Measurements of rolling resistance values were made under the conditions of 
1.9 kg/cm.sup.2 for the air pressure and 390 kg for the load, on rims of 
41/2J.times.13 and at 40 km/hr, 60 km/hr and 80 km/hr, and the values 
found were averaged for the purpose of rating. 
Results of the Experiment are shown in FIG. 3, in which the Gc/G ratios are 
taken on the abscissa, while taken on the ordinate are rolling resistance 
values (%) of tires found on a drum of 67 inches in diameter, which are 
shown in terms of indices relative to the reference case where Gc/G=1.0 
and Ec/Eb=1.16. 
From the results of the Experiment, it has been ascertained that when the 
amount of the base rubber layer Tb is increased, the rolling resistance 
can be suppressed. 
However, as the amount of the base rubber layer Tb is increased or, more 
particularly, the thickness of the base rubber layer Tb in a green tread 
condition is so increased as to be close to the total thickness G of the 
tread rubber at the groove bottom, the thickness Gc of the cap rubber 
layer Tc at the same groove bottom abruptly tends to be smaller, and also 
the effect of the base rubber layer Tb to lower the rolling resistance is 
enhanced as this layer Tb is present closer to the tread surface. From 
this, it is seen that the change of the rolling resistance does not 
uniformly or proportionally take place as the ratio Gc/G is changed, and 
as shown in FIG. 3, the effect of lowering the rolling resistance is all 
of a sudden enhanced in a region of the Gc/G values smaller than about 
0.4. 
Then, in connection with the ratio, Ec/Eb, of the modulus of the cap rubber 
layer Tc to that of the base rubber layer Tb, it has been found that as 
this ratio takes a greater value, the rolling resistance is more greatly 
suppressed. 
FIG. 4 is taken to show the data shown in FIG. 3 in simplification by 
taking (Gc/G).times.(Eb/Ec) values on the abscissa, and in this FIG. 4, 
too, the rolling resistance values are taken on the ordinate. 
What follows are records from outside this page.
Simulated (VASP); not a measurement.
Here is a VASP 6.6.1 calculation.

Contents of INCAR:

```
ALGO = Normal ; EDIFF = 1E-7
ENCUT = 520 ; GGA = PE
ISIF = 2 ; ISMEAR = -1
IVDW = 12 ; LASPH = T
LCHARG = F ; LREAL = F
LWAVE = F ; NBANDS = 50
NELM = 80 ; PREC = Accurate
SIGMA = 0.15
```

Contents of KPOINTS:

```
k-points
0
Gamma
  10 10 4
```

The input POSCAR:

By taking the (Gc/G).times.(Eb/Ec) values on the abscissa of the graph as 
in FIG. 4, all the data concerned can be arranged almost on a single 
curve, and from this FIG. 4, it is seen that the effect of lowering the 
rolling resistance can be greatly enhanced in the region of 
(Gc/G).times.(Eb/Ec) values below 0.35. 
EXPERIMENT 2 
Of the same tires as used in the above described Experiment 1, 
determinations and rating were then made of their ratios of growth of 
groove cracks. 
In the groove bottom of each tire, a cut of 5 mm in length and 1.5 mm in 
depth was preparatively formed as an initial crack, and each tire was run 
for 2000 km on a drum of 67 inches in diameter under the conditions of 1.9 
kg/cm.sup.2 for the air pressure, 540 kg for the load and at 81 km/hr. The 
groove-crack growth ratio means the ratio of the length of the crack found 
of the tire after the above running test to the length of the initial 
crack (5 mm). 
Test results are shown in FIG. 5, in which the Gc/G values are taken on the 
abscissa, while the groove-crack growth ratios (%) are taken on the 
ordinate, of the graph. 
From considering the test results, it is seen that when the volume 
proportion is increased of the base rubber Tb so as to suppress the 
rolling resistance, the thickness of the cap rubber layer Tc at the bottom 
of the groove M is reduced and the growth of cracks in grooves is 
promoted. It at the same time is seen that with tires having a larger 
value for the ratio Ec/Eb of the modulus of the cap rubber layer Tc to 
that of the base rubber layer Tb, their values of resistance to groove 
crack generation are abruptly lowered with tires having a greater Gc/G 
value. 
In a same manner as in the above considered FIG. 4 pertinent to Experiment 
1, in FIG. 6 values of (Gc/G).times.(Eb/Ec) are taken on the abscissa of 
the graph, while groove-crack growth ratios (%) are taken on the ordinate, 
to show the data entered in FIG. 5 in simplification. 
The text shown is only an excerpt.